EA offers loot boxes in FIFA games — one of its biggest franchises — but it received the most backlash over loot boxes included in 2017’s Star Wars Battlefront II. Players complained that it was virtually impossible to advance their characters without purchasing loot boxes. They could grind (or pour lots of hours into tedious and repetitive in-game actions to make incremental progress), or they could spend a few bucks and acquire needed items instantly. EA eventually removed paid loot boxes from the game altogether.

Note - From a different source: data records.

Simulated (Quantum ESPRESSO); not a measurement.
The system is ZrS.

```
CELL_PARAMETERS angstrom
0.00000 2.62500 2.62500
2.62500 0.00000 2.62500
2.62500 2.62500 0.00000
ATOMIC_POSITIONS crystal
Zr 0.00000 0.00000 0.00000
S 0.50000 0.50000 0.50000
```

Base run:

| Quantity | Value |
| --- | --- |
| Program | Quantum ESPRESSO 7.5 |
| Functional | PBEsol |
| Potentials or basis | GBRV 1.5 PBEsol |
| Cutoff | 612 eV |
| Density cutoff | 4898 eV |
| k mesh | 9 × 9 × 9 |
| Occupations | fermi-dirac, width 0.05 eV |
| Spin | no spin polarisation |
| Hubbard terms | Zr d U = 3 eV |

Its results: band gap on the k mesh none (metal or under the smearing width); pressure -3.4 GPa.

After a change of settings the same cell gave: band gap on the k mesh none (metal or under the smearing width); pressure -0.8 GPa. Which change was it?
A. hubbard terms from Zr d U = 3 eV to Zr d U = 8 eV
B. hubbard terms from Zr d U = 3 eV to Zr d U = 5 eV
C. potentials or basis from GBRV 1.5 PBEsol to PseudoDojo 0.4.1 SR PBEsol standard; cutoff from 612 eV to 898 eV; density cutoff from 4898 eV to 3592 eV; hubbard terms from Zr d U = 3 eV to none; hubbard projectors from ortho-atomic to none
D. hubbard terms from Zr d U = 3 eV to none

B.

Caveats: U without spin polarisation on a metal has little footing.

Asked point-blank if she thinks EA’s use of “surprise mechanics” is ethical, Hopkins concluded, “For all of the games we have on the market that have a randomized content mechanic, a surprise mechanic, a loot box, I have no qualms that they’re implemented in an unethical way.”
As Ryan Brown — a gaming expert who spoke to the BBC — pointed out, the difference between loot boxes and products like Kinder Eggs is that people who purchase Kinder Eggs know what they’re getting inside: a toy. People who purchase loot boxes are often aiming to get the rarest item that could come inside it, but the chances of winning that item are incredibly slim.
Epic Games faced questions about Fortnite’s young-skewing user base
When questioning turned to Epic, it was less about loot boxes (which Fortnite tweaked majorly in January, so it now shows players all the items they’ll actually get when they purchase a loot box) and more about microtransactions. For those unfamiliar, Fortnite is a free game, but unless players want to be stuck with a basic character appearance and gear, they’ll need to purchase digital skins from Fortnite’s store. Its digital currency, V-Bucks, can be bought at $9.99 for 1,000. Character skins and gear — including gliders and harvesting tools — can be bought for 200 V-Bucks (or all the way up to 2,000) for the rarest items.
The Parliament wanted to know exactly how much Fortnite’s players are spending to purchase these skins. But Epic wouldn’t reveal those figures.
Epic also dismissed Parliament’s concerns about the fact that it has a large user base of kids under 18. Vice reports that the company’s general counsel, Canon Pence, told Parliament that Epic wants to “collect the minimal amount” of personal information possible about its players, and that “we don’t believe […] we need age to deliver what’s been requested by the [Fortnite] account holder.”
Parliament member Ian Lucas asked, “So you don’t think it’s necessary to comply with data regulations and laws by establishing the age of the people who play your game?”
“We don’t,” Pence replied.
Jim Sterling, a British YouTuber (811K subscribers) and self-dubbed “video game not-journalist,” uploaded a scathing critique of the hearing, particularly Hopkins’ comments.
“EA is now trying to rebrand loot boxes. It’s trying to sidestep all of the controversy, all of the community backlash, all of the negative social, political, legal, financial implications, not by addressing the issue, not by removing them, not by trying to ix them, not by considering the ethical concerns surrounding them at all, but instead by simply renaming them,” he says.
Then, sarcastically, “After all, you can’t criticize an EA game for not having loot boxes if they’re not called loot boxes.”
The U.K. Parliament isn’t the only political head with an eye on loot boxes. Recently, Michigan Senator Josh Hawley announced he plans to introduce a bill that would prohibit the sale of loot boxes in any game aimed at kids under 18. And this August, the Federal Trade Commission plans to hold a workshop to discuss loot boxes with members of the gaming industry.